S h o r t S t o r i e s

// Tales from software development

Archive for September 2010

Threading issues with legacy unmanaged DLLs

leave a comment »

One of the interfaces that I’ve recently written allows a desktop application to request data from a remote data store.

The desktop application sends its request to a remoting server running as a Windows Service on a LAN server that then calls the customer’s interface to retrieve the data. The customer’s interface is implemented as a Delphi 6 DLL that was written in 2002 and has not been updated since. The Windows Service uses P/Invoke to call the DLL.

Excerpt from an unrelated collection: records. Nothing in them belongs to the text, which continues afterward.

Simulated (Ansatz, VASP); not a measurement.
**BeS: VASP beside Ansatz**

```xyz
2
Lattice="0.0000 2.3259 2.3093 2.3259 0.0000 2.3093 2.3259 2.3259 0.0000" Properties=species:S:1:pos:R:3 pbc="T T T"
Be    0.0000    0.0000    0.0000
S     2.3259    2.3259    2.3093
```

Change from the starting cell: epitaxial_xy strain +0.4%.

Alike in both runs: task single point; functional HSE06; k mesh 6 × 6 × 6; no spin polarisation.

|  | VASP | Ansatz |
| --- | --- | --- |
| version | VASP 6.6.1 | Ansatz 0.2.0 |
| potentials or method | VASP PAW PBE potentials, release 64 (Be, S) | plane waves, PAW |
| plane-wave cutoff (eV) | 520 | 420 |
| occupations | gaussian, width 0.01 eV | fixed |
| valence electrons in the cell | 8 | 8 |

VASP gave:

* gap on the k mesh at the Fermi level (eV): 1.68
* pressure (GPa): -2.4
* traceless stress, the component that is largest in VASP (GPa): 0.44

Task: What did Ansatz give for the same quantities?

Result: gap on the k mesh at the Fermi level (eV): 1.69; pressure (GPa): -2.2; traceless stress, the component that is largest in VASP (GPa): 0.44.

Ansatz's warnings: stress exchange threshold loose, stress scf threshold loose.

The development of the interface was difficult because there was no test environment and the customer would not allow any testing in their live environment. The call to the DLL had to be replaced with a mock function.

The initial implementation of the client/server interface was deployed in April and was tested successfully. There were suspicions that the customer’s testing wasn’t very rigorous but this was their responsibility and we didn’t believe that there were any problems with the interface.

Inevitably, it was only a couple of weeks ago in the week before the go-live date for the project that the customer did some serious testing and discovered that there were serious problems with the interface. The DLL failed with errors and exceptions on approximately 40% of the calls that were made to it. Curiously, one of the error messages was “KILLED :”. The customer didn’t know what this signified and it had never been seen in any other interface that called the DLL.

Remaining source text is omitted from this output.